It all started in October of 1995, when Asia witnessed one of its longest total solar eclipses. John McDermott, then working as a photographer for a business magazine in Bangkok, had decided to travel to Cambodia for the cosmological event, and to watch it from the 12th-century Hindu temples of Angkor Wat. “A solar eclipse is always incredible. It does something to the light that makes everything seem flatter and more special,” McDermott explains. “But seeing an eclipse in Angkor Wat was just mind-boggling, and I decided then and there that I wanted to make photographs with that otherworldly, astronomical quality that the eclipse created.”

Which is how the Little Rock, Arkansas, native, who has since 2003 been based in Siem Reap—the nearest city to the temples—started to “chase the light,” seeking to replicate the same dreamy effect that the solar eclipse produced. Armed with his many cameras and black-and-white infrared film cartridges from Kodak, a specialty film that was discontinued in 2007, he started pacing the temples of Angkor year after year, shooting thousands of photographs.

The dramatic results of McDermott’s efforts can be seen in his 2009 book Elegy: Reflections on Angkor, which offers a comprehensive photographic portrait of the achievement of the ancient Khmer builders and architects. The grainy black-and-white stills document an extraordinary archeological feat that still puzzles experts. The photographs have a distinctly pictographic quality to them, which brings to mind the sketches of the temple complex made by the first French explorers to stumble upon it in the mid-19th century, when it was barely visible among Cambodia’s luxuriant vegetation.

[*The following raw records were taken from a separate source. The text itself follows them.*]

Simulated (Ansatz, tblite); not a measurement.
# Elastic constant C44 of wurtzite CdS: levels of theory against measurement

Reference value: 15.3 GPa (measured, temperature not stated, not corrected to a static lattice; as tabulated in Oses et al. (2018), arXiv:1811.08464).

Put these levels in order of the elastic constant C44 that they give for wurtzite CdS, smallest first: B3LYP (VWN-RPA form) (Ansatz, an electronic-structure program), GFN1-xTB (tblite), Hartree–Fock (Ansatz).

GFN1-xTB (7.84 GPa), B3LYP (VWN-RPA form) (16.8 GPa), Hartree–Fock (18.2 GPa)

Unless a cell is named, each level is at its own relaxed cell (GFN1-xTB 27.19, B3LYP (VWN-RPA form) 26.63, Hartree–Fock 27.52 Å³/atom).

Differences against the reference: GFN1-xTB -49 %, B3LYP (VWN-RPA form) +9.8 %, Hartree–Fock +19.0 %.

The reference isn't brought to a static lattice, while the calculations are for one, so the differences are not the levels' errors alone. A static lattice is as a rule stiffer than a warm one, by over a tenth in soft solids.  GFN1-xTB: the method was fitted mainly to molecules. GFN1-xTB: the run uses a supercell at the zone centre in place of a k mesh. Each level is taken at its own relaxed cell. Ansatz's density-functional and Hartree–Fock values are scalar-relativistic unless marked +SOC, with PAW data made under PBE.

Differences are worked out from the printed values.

Since that first visit in 1995, McDermott has been totally captivated by the country, and he now runs three galleries there that show his own works as well as those of a few up-and-coming Cambodian artists. “It is an unusual situation,” he admits. “Since the temples are the main draw for tourists visiting Cambodia, they are interested in photographs of Angkor Wat. When I show these pictures in other countries, however, people are shocked. I even get letters from some who decide to travel to Asia to see the temples for themselves.”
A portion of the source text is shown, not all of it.